Leave any preconceived notions you may have of Sleeping Dogs well at the door – this game is coming out of nowhere and is certain to be on the hit list for any open-world fan this year.
The True Crime name doesn’t exactly make one think of quality, so the whole debacle regarding the game’s moniker had left me expecting little when I went out to get some hands-on time with Sleeping Dogs at the Namco Bandai offices in Sydney last week. But if there’s one thing I left with after spending a little time with the game, it was an appreciation for the details.
And that’s why you should be excited about it – the details. Usually, when a developer first tries its hand at an open-world game, it bites off more than it can chew, failing to fully appreciate how much of a chore it is to have all the game’s systems and mechanics working in tandem to create a fully-realised and varies experience. So when you can safely be playing around with the more subtle elements of the world itself, the free-form experiences and the humour, you know the devs have moved past the stage where they’re not sure whether or not they can make a game even work at all, and are well into the ‘What would make this better?’ stage.
That’s where Sleeping Dogs finds itself now, and that’s why it’s worth paying attention to.
Rather than being focused on the gunplay like most open-world games of its ilk, or on acrobatics like Assassin’s Creed or inFamous, Sleeping Dogs is centred around hand-to-hand combat, driving recklessly and a strong narrative.

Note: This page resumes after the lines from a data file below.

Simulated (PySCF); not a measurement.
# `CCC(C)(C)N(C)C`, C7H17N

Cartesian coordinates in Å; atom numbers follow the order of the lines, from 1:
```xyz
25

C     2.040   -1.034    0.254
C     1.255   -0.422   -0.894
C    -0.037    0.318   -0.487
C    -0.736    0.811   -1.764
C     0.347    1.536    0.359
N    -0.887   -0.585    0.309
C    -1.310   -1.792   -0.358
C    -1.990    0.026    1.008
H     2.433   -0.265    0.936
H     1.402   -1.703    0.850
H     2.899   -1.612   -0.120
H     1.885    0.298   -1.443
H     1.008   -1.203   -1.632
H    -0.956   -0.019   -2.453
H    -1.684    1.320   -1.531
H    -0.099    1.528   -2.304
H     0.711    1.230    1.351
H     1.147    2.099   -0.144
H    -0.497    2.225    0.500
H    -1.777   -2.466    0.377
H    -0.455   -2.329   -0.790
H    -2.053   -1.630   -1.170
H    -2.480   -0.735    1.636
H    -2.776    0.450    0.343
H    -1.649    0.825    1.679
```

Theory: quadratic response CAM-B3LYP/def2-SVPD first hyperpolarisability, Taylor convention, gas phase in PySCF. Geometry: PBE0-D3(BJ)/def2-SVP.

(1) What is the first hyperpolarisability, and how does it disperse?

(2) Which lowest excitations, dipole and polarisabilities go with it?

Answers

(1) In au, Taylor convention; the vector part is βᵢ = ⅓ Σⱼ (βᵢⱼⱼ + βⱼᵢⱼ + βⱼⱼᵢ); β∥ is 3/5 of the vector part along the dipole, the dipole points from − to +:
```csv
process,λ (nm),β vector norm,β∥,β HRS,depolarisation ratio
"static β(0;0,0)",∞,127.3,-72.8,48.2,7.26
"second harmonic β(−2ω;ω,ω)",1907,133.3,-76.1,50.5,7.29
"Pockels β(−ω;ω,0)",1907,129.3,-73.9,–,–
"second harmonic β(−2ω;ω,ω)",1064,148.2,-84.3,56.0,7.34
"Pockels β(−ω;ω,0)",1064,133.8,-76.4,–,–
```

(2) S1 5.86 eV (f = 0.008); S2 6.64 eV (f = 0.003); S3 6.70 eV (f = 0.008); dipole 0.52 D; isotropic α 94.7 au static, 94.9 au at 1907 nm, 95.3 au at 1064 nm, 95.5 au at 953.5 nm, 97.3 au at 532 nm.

You’ll typically find yourself beating up anywhere up to a dozen opponents at any given time, pulling off a myriad of environmental kills including smashing their face into a fuse box, beating their head in with a toilet seat or just ramming their torso in the top of an air vent so they’re unable to move. Rather than just being a token addition, there are very few objects in the environment you can’t use to bend, break or bash an opponent. It allows for the fairly arcade-driven fighting system to involve a healthy dose of positioning and strategy without getting lost in realism. Throw in a slightly more challenging Batman: Arkham City countering system, and it all feels solid enough to carry us through a fairly lengthy game.
That’s not to say it could necessarily thrive on the combat alone, however (what open-world game could be a full game with any one of its many mechanics though?) it doesn’t have to. It sports some rather rigid driving physics, allowing for tight turns at very high speeds (so closer to a Crackdown or Saint’s Row rather than a Grand Theft Auto). This makes the racing highly enjoyable, even if (in the one racing mission I played) the rubber-band difficulty of the AI is a little bit obvious.
While, as with any open-world game, the success or failure of the title will come down to whether or not it can be more than the sum of its parts, what time I spent with the game so far promises great core gameplay which will hopefully be tied together in a structurally sound narrative experience.
The story will take players on a violent and action-heavy romp through an incredibly well-realised Hong Kong. The streets shimmer with vibrant light, rendering one of the most high-quality oversaturated and hyper-real open worlds seen in years. Visually, it’s a feast which is a pleasure to gorge yourself on, sparking delight at top speeds and a real sense of being somewhere during an on-foot pace.
The undercover cop story aspect is likely to leave people with the feeling that there’s just a touch too much destruction being caused by one man for anyone to call him a good guy, but then again since no one has yet been able to master this divide between the player’s anarchic wish-fulfilment and creating a protagonist who isn’t simultaneously a mass-murderer, I’m willing to let Sleeping Dogs lie on this one (see what I did there?).
Bottom line: we’re all looking forward to the expected big hitters this year. We’ve got so many known quantities coming out our ears in the form of sequels, reboots and franchise extensions that it can be easy to overlook completely new IPs like this one.
But don’t.
Sleeping Dogs is looking like one of the must-play new experiences to come out this year. It has enough new going on to stand proudly in its own corner, has solid mechanics that will hopefully tie together with ease, delivers some gorgeous visuals and (I’m very pleased to report, as a fan of storytelling in games) narrative and voice acting which doesn’t make me want to consult my local doctor about options concerning assisted suicide (that’s a good thing). Keep an eye on this one. It has the potential, the pedigree and the promise of one of 2012’s best titles to come out of left field.